Wednesday, September 10, 2014

Comic Review: The Arrival by Shaun Tan


For the Immigration Module, one of the suggested additional readings was The Arrival, writing and art by Shaun Tan. I had already read it, and I thought I had written about it before, but I haven't really said much.

This is probably because words would be so inadequate. Although you could make as good a case for it being a picture book as a comic book, it does come up in discussing comics, and a complex conversation on The Arrival goes like this:

1st person: Or The Arrival!
2nd person: Yes!
1st person: I know, right?

A simple conversation eliminates most of that verbiage for sharp inhalations or exhalations, plus looks.

That probably sounds pretty silly, but it I think it is a natural result of having experienced the book. I know I said I "read" it earlier, but there are no words in the book; it is all pictures.

In The Arrival a man says goodbye to his family and travels to a new land, finding work, making acquaintances, and missing his family. Tan gets fanciful in creating many of the basics. The mode of transportation is something we have never seen. In the new land foods, musical instruments, and pets all look strange. You understand what their purpose is from the context, but you can't recognize them. There is no text to give you guidance.

There are still many things that are familiar. We recognize the need to eat, and how it feels to miss family, how it heals to make friends, a love for animals, and the joy of reunion. Because there are no words, there is no need for translation.

I don't know if it is completely universal. There is a visual reference to The Bicycle Thief that a lot of people might miss, though missing it would take nothing from the story. If you live in a small village where no one ever leaves, surrounded by generations, it might feel different than if you live in a country with a long history of immigration. Still, I think a lot is universal.

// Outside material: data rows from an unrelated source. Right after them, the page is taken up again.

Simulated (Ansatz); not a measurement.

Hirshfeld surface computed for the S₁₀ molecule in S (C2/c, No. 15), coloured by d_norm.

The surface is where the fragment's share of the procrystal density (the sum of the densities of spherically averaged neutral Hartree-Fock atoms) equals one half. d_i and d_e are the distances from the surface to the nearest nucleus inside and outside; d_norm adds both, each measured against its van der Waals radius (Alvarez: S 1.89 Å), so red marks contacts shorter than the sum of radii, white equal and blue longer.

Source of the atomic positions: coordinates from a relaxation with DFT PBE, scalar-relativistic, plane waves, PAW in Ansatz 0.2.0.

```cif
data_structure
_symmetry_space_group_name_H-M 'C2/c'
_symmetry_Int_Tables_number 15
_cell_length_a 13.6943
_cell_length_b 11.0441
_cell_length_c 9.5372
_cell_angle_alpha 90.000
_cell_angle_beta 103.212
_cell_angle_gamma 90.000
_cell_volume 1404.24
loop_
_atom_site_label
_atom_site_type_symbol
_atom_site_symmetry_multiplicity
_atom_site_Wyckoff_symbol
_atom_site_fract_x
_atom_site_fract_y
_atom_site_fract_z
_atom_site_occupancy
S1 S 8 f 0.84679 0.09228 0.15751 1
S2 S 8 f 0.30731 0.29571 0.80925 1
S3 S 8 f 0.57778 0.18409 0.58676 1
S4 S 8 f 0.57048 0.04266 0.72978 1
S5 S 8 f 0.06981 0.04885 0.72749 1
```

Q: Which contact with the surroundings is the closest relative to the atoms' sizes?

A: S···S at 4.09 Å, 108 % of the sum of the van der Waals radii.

The artwork simultaneously brings to mind old sepia photographs and Hieronymus Bosch, but in the front and back there are very realistic portraits based on immigrants who came through Ellis Island, just as many other pictures are based on the Ellis Island experience.

No one in my family came from there. On my father's side, everyone came through during colonial times, before there even was a United States of America (except for the Huguenot line; their path was a little more complicated, and diverted through Canada first). My mother married a descendant of those many colonists, leaving Italy as a young bride long after Ellis Island closed.

I still feel connected to those faces. Our humanity connects us, and our need to survive and do hard things and seek something better. If my ancestors came in different ways, they still came.

So in using his art to bring up both the familiar and the strange, Tan gets us to share in his protagonists disorientation, but also in his longing and in his hope, and to touch on those familiar emotions in us.

Having this emotional experience without words makes these incoherent "conversations" that readers have with each other the most sensible exchanges possible. What we mean is that we felt things, and as we felt them strictly through visual means, without words, that is the most basic level of relating to it. We show it in our faces and we breathe.

The story that The Arrival tells is worth seeing, but it is also worthwhile just to get that example of how powerful images can be. The Arrival shows us what pictures can do.